Tuesday, September 15, 2015

Perspective: Staying the Course When the Market Dives

Back when I was young, dumb, and full of...energy, I often went for runs along the beautiful Rideau Canal. One summer night, while out for an easy 30 minute jog, listening to my new 64 megabite MP3 player, I ended up plastered across the hood of a car. Although I had many near misses with bikes, rollerbladers, and cars, that night was the first time I actually got hit. The car was trying to make a right turn on a red light, I assumed the driver saw me in their side mirror, and as I proceeded without much caution, BAM...I found myself sliding up toward the windshield of the car.
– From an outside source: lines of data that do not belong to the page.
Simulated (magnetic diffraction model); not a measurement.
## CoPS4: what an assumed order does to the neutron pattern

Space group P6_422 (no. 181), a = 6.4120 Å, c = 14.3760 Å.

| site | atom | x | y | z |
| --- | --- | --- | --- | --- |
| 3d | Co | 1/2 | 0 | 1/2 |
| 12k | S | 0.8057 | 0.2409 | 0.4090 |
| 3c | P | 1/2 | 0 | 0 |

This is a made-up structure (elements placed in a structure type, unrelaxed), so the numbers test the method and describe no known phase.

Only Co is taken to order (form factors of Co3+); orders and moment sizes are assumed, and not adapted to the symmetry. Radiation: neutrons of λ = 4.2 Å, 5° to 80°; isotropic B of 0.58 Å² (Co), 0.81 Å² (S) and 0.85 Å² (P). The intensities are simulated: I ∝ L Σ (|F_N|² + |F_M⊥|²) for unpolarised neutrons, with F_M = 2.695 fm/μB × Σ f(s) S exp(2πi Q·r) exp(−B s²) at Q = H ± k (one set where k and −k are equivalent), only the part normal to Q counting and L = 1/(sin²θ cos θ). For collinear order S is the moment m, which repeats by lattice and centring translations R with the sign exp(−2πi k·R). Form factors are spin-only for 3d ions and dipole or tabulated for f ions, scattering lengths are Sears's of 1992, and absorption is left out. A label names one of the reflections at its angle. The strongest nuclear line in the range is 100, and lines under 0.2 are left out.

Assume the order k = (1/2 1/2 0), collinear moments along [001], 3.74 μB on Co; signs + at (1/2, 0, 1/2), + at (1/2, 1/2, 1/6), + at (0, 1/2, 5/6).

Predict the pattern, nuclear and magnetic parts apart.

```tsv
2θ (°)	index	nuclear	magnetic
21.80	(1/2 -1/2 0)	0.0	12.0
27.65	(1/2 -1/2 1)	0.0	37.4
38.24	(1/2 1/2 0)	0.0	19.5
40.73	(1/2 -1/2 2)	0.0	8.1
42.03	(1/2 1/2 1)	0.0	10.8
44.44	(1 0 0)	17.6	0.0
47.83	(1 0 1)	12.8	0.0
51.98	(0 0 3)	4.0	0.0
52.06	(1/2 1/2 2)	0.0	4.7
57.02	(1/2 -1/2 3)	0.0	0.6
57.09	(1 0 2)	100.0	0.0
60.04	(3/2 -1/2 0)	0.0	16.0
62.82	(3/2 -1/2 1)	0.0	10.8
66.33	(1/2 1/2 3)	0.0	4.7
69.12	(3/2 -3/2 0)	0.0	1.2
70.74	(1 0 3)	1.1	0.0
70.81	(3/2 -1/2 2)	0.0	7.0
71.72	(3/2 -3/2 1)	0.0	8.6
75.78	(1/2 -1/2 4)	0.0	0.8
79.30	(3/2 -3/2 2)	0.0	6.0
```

The S&P/TSX composite index ended Monday at 13,350. This value is about 9.5% below the starting value of the index on January 2, 2015 of 14,750, and 14% lower than the 2015 high point of 15,550.  This comes as no surprise to most Canadian investors as key sectors such as banking and energy have been hit particularly hard. Given that banking, energy, telecommunications, and REITs account for a major portion of my sector allocation, it's been a poor year for my portfolio measured from a return perspective. Even after making nine months of contributions to my portfolio and re-investing dividends, my total portfolio value is essentially flat compared to where it started 2015. Pretty underwhelming results.



However, being a dividend growth investor focused on the long-term, and considering the key metric I track is anticipated forward dividend income, the market downturn means I've been buying stock in companies at reduced prices and higher yields for the last nine months. The longer this correction or dare I say...bear market...lasts, the easier it is for me to meet my forward dividend income goals. Here's a little spoiler alert: with over three months to go, I've already surpassed my 2015 forward dividend goal! Seems like cause for celebration!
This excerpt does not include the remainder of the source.